The desperation of our military efforts is showing around the edges of the carnage and tragedy. This past week has brought three official U.S. denials that we have done what eyewitnesses and/or other evidence indicates we did: a) used white phosphorous as a weapon against Afghan civilians; b) killed nearly 150 Afghan villagers in a sustained bombardment; c) killed a 12-year-old Iraqi boy as he stood innocently by the side of the road selling fruit juice.
Note to David: Goliath’s vulnerability is the truth.
We are living on the brink of profound change, hard as that change is to see through the smoke and rubble — but why else would the U.S. military, or any other military for that matter, find it so hard to accept responsibility for its own actions? Why the fumbling evasions rather than a sneering “It was necessary”? If might makes right, why take the trouble to worry about public relations at all?
Governing morality may not have changed much since the days of the Roman Empire, but the seething mass of the governed — humanity itself — has evolved beyond barbarism to a higher state of values. Vaguely articulated ideals pulse amid the shrapnel of politics: We want a fair and just world. Every child deserves a chance. We are (ahem, cough) all one, at some core level.

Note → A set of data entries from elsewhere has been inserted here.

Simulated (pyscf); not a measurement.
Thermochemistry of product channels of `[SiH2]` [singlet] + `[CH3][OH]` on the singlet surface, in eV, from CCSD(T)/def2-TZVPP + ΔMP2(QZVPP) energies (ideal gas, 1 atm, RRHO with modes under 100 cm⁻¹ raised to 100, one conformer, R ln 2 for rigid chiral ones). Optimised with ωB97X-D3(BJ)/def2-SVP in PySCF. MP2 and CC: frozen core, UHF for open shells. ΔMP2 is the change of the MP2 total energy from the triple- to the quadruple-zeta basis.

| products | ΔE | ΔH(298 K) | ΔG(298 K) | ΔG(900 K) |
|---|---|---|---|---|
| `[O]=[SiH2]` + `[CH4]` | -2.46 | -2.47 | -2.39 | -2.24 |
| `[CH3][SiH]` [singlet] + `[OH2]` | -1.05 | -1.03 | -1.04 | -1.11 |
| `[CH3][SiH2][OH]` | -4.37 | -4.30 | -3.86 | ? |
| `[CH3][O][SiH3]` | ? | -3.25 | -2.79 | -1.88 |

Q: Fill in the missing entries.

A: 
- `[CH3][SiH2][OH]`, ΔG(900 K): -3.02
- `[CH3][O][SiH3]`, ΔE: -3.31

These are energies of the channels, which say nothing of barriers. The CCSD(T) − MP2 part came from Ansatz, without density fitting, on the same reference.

Thus our official goals in the Middle East and Af-Pak grudgingly reflect this: safety and security (and oil) for America, yes, but democracy for the world, too. And women’s rights! Aw, look at those purple fingers that those first-time voters raise proudly for the photographers — that’s what our bombs are accomplishing; that’s why our endlessly deployed troops are self-destructing with PTSD. Does the heart good.
Could it really be that a gossamer layer of official spin is all that’s protecting the military-industrial status quo from a groundswell of change in how we think about and plan the human future?
How close are we to telling President Obama that drones will not secure anything for us in Afghanistan, but if we’re committed to that country’s transformation, if America truly represents an alternative to all that is cruel and repressive about the Taliban, we should experiment with positive investment in the region and redefine “diplomacy” to mean respectful listening rather than coercion? Yeah, right, that’s going to happen — maybe in the next hundred days.
I guess my point is that we have no right to give up:
“Shouting ‘Death to America’ and ‘Death to the Government,’ thousands of Afghan villagers hurled stones at police . . . as they vented their fury at American air strikes that local officials claim killed 147 civilians,” Patrick Cockburn reported last week in the U.K.’s Independent.
Cockburn added that U.S. Defense Secretary Robert Gates, speaking in Kabul, suggested that the dead — some of them, anyway — may have been the victims of Taliban grenades for failing to pay an opium tax. Eyewitnesses and photos of bomb craters in the three destroyed villages in Farah Province said otherwise, however, and Gates ultimately “expressed regret for the incident but did not go so far as to accept blame,” Cockburn wrote.
In Mosul, Iraq, last week, American soldiers turned machinegun fire on a 12-year-old boy after their convoy had been hit with a grenade. Because the boy had Iraqi currency on him worth about nine U.S. dollars, a military spokesman told McClatchy Newspapers, “We have every reason to believe that insurgents are paying children to conduct these attacks.”
Once again, however, eyewitness accounts lend no credence to what simply seems to be wishful thinking (a strange, jarring sort of activity for a superpower). A man in his 20s had tossed the grenade, witnesses said. But, “When attacked, the Americans just open fire, whether on the gunman or just randomly,” Mosul member of Parliament Usama Al Nujaifi later said, according to the McClatchy account. “The American presence in the cities is wrong. We urged them to stay outside from the beginning.”
And, oh yeah, the shooting is still under investigation, according to an American military statement. As far as I know, no such investigation is under way into the allegation by human rights groups that some of the civilian injuries in the Farah Province battles — “unusual” and serious chemical burns — were the result of the U.S. use of white phosphorus, which sticks to the skin of victims as it burns and is banned for use as a weapon by a treaty the U.S. has signed.
The U.S. is trying to effect changes in the world that cannot happen militarily, but old forces of habit and economic interest keep us plunging forward into greater and greater violence anyway, and when we only succeed at creating the horrors we attribute to our enemies, we deny, deny, deny. In the immortal words of the former president, “America doesn’t do torture.” This lie’s days are numbered.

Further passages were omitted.